A settlement to the strike at Boeing ( BA) was easy to imagine when the workers were calling for a 13% raise and the company was offering an 11% pay hike.

But now, a settlement seems distant, with Boeing and the International Association of Machinists at odds over a different, but no less crucial, issue -- outsourcing practices that will shape the company's future.

Talks broke down Monday, just a day after they had resumed, meaning the strike by 27,000 IAM members is now in its 39th day. Boeing shares closed Tuesday at $45.07, after falling on Friday to $40, their lowest price since March 2004.

In a recent letter to employees, Boeing CEO James McNerney said limits on contract manufacturing could lead Boeing to resemble one of the U.S. automakers, Ford ( F) and GM ( GM), who remarkably managed to transform worldwide industry leadership into a struggle for survival.

U.S. auto companies "all but fatally wounded themselves years ago by promising unsustainable wage and benefit levels and by agreeing to contract conditions (including job guarantees) that limited their flexibility to run their businesses in the face of intense global competition," McNerney wrote. "Today, their market shares continue to fall, and their layoffs have grown by the thousands."

For the IAM, the issue is not so global. Rather, it says "the company is attempting to put the union in an unacceptable position to bargain away our members' jobs," according to a letter to members from IAM District 751 leader Tom Wroblewski. He said Boeing wants to outsource 2,000 jobs involving material delivery, inventory and delivery of parts and materials.

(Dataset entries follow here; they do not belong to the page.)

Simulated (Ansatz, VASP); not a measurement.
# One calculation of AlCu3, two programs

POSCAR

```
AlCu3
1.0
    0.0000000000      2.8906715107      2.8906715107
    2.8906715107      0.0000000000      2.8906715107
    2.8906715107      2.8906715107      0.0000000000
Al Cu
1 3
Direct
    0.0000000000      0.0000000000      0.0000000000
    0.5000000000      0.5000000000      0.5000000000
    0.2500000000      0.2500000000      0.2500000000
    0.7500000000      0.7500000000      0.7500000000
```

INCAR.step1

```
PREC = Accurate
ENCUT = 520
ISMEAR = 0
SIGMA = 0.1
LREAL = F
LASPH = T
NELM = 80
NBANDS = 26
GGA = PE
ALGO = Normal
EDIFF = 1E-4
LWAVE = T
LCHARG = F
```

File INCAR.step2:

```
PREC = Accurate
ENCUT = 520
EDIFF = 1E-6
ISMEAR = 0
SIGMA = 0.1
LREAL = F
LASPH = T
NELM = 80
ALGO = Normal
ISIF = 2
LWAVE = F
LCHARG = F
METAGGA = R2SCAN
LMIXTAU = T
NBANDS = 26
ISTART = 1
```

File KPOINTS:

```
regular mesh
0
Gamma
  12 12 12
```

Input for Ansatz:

"The IAM is interested in bargaining a contract for the future, which provides success for Boeing and for our workforce -- but Boeing has a different agenda," Wroblewski said.

Aviation analyst Scott Hamilton questions Boeing's effort to compare itself to the automakers, whose "largest problem has been they don't build cars the public wants to buy." That's not the case for Boeing, he believes. "The 787 clearly demonstrates that Boeing understands what the airline industry wants," he says.

Still, Hamilton noted that, "through outsourcing jobs, Boeing creates new competitors in Japan, China and Russia. Jobs are important to the union membership, but the larger issue is that we see the destruction of the U.S. aerospace industry, because Boeing along with Airbus and Embraer ( ERJ) and Bombardier are creating new competitors through strategic outsourcing."

For the moment, no new talks are scheduled. From the IAM side, discussions will begin anew "when workers start running out of money," Hamilton says. Boeing might be brought back to the table when "pressure from customers and suppliers" builds. However, he says, "Boeing has the cash to withstand a very long strike."

In the meantime, the world economic slowdown and the strike are slowing aircraft deliveries around the globe. Assuming the strike lasts for two months, "we now forecast a total of 410 deliveries in 2008, 14% down from our previous forecast of 480," wrote Bank of America analyst Harry Nourse, in a recent report.

Overall, Standard & Poor's says "we expect the sector to see fewer orders because of global economic weakness, which has reduced air traffic considerably, in combination with financial market turmoil, which has created uncertainty about aircraft financing."

Nourse estimates Boeing will earn $4.84 a share in 2008, a reduction from his prior estimate that assumes a monthly impact of 47 cents due to the strike. At $44 a share, Boeing trades at nine times forward earnings. The last time Boeing traded at eight times earnings was following the Sept. 11, 2001, terrorist attacks, Nourse notes.

The analyst has a neutral rating on the stock and a 12-month price target of $65.

"We find it hard to see how Boeing stock can outperform the market against a backdrop of global economic slowdown and very poor airline news," he wrote. Bank of America has a financial relationship with Boeing that includes providing investment banking services and holding at least 1% of the company's common stock.